There are times when I think what an insufferable prig and know-all I once was, quite embarrassing really, but I must own my earlier self in spite of the embarrassment. It helped me to turn into the (only slightly) less insufferable prig I am now.

Accept yourself at any age is my motto now that I’m old.

Amanda Summer said...

Pretty damn good for a kid. I can totally see the young Robert woven into these words.

George said...

Again, I'm impressed with your work at every age, Robert. As to all issues relating to the nature of time and space, I'm inclined to think that, paradoxically, we remain the same as we always were, even as we are completely different. Life is layered. Every strata is retained, but the whole changes its contours and weight with every passing year.

The Solitary Walker said...

Thanks for this undeniably true comment, Friko (no, not the bit about the prig!) Indeed, it's an illusion if people think they are the same latterly as formerly. 'Accept yourself at any age' is definitely the right and happy thing to do, if one can.

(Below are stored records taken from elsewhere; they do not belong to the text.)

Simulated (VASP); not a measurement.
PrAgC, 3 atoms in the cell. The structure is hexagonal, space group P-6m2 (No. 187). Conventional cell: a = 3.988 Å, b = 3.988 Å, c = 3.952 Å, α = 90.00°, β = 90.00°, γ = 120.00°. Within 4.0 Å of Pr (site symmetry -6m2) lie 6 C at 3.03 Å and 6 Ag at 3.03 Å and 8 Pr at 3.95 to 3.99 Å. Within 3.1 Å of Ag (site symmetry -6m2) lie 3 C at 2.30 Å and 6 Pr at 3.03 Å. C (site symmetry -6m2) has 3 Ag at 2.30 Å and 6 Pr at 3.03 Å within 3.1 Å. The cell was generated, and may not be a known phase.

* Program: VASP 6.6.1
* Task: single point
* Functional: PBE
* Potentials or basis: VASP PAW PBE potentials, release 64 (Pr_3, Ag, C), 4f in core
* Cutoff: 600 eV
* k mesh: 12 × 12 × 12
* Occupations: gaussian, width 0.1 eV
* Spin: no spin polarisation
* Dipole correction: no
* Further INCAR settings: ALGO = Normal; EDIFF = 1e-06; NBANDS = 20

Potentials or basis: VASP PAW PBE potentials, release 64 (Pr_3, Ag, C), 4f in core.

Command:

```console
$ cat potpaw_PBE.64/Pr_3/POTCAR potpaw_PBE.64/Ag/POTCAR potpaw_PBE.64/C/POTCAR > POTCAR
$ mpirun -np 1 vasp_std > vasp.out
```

The Solitary Walker said...

Think I was into my early-mid twenties when I wrote this one, Amanda — so, yes, definitely still a kid!

The Solitary Walker said...

George, you put it perfectly — all I can say is that I wish I'd written that! Yes, so true. The same, but different. Layers of time and experience. Shifting contours. Learning, then realising we have learnt nothing. The end, then back to the beginning. All that.

Wendy said...

Geez, Robert - twenty-something is full to the brim with something worthy of expressing and capable of doing it well. Who among us isn't full mostly-of-ourselves as teenagers? This poem really does show something beyond that.

I'm liking the view into the progression of Roberts (yes, layered multiplicities as George suggests).

The Solitary Walker said...

Thanks so much for your comment, Wendy.